Treating the UDS as point estimates is simple, but potentially misleading. A major contribution of the UDS is that they, unlike most other available measures, provide the analyst with quantitative estimates of uncertainty. A Unified Democracy Score for a given country is not represented simply by a single number but by a posterior density. The UDS do not purport to provide infallible democracy judgments but rather acknowledge the impact of measurement error, providing ratings in terms of probability distributions.

Table 2: UDS Results
UDS MeanUD 1000 Sample
GDP pc, logged 0.511 0.416
(0.034)(0.041)
Real GDP pc growth-0.004-0.003
(0.001)(0.002)
Openness-0.001-0.001
(0.000)(0.001)
Inflation0.0000.001
(0.001)(0.001)
Primary Education-0.020-0.026
(0.005)(0.005)
Secondary Education 0.005 0.012
(0.011)(0.013)
Presidential 0.123 0.165
(0.041)(0.053)
Parliamentary 0.2910.448
(0.062)(0.069)
Party Fractionalization 0.508 0.989
(0.103)(0.132)
Constant-3.898-3.333
(0.217)(0.263)

The current context highlights the importance of measurement confidence. While a point-estimate approach to incorporating the UDS into the current analysis lends support to the importance of both trade openness and presidentialism in predicting democracy level, the fact that only one out of the three single-rater measures support these claims naturally lead one to question our confidence in these results. The probability distributions representing the UDS take such factors as rater reliability and agreement into account and provide us with a way to propagate our estimates of measurement error into the inferences we wish to draw from the democratization model (see our article for a full description of the UDS and their underlying probability model).

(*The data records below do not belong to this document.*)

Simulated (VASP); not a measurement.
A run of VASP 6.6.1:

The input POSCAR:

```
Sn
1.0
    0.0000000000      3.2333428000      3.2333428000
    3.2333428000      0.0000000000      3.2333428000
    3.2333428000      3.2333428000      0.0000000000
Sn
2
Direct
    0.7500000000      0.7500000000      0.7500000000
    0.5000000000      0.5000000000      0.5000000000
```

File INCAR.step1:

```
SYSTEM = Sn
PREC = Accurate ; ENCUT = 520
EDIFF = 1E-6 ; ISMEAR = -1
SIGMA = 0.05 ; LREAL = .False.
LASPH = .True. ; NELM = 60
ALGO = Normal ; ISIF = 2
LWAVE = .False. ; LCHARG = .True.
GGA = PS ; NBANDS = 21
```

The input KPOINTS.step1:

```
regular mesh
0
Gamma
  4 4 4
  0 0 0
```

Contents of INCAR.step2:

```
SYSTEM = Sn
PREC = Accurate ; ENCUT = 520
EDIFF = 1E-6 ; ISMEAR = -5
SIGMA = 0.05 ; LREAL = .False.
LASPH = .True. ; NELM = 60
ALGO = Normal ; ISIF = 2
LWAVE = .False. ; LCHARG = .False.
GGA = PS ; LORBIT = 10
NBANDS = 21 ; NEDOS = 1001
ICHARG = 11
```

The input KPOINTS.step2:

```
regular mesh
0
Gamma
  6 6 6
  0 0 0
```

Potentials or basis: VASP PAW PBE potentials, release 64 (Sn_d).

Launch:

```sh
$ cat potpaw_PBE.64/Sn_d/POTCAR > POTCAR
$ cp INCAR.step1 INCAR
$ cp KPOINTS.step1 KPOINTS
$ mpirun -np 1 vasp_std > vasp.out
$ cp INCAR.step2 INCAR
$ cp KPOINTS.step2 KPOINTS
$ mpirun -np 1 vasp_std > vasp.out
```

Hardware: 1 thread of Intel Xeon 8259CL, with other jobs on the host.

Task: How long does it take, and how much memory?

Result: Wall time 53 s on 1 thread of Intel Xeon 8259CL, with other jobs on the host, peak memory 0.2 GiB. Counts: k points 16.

We can propagate uncertainty in the UDS to the democratization model using an iterative Monte Carlo approach. At each iteration we:

  1. Sample from the posterior distribution of the UDS.
  2. Fit the Casper and Tufis model, using the UDS posterior draw as the dependent variable, and extract the coefficient and panel-corrected variance-covariance matrix from the fitted model.
  3. Draw and save a single vector from the multivariate normal density with mean equal to the fitted model coefficients and variance-covariance matrix equal to the fitted model's variance-covariance matrix.

This procedure, which is demonstrated in the code listing below, yields a sample from the marginal posterior density of the Casper and Tufis model coefficients, treating both the model coefficients and the UDS as random variables, subject to various assumptions about the conditional independence of the UDS and the model parameters (For a more thorough discussion of the approach described here look up the "method of composition" in a good reference on statistical simulation, such as Martin A. Tanner. 1993. Tools for Statistical Inference: Methods for the Exploration of Posterior Distributions and Likelihood Functions. Second ed. New York: Springer-Verlag. pp. 30.)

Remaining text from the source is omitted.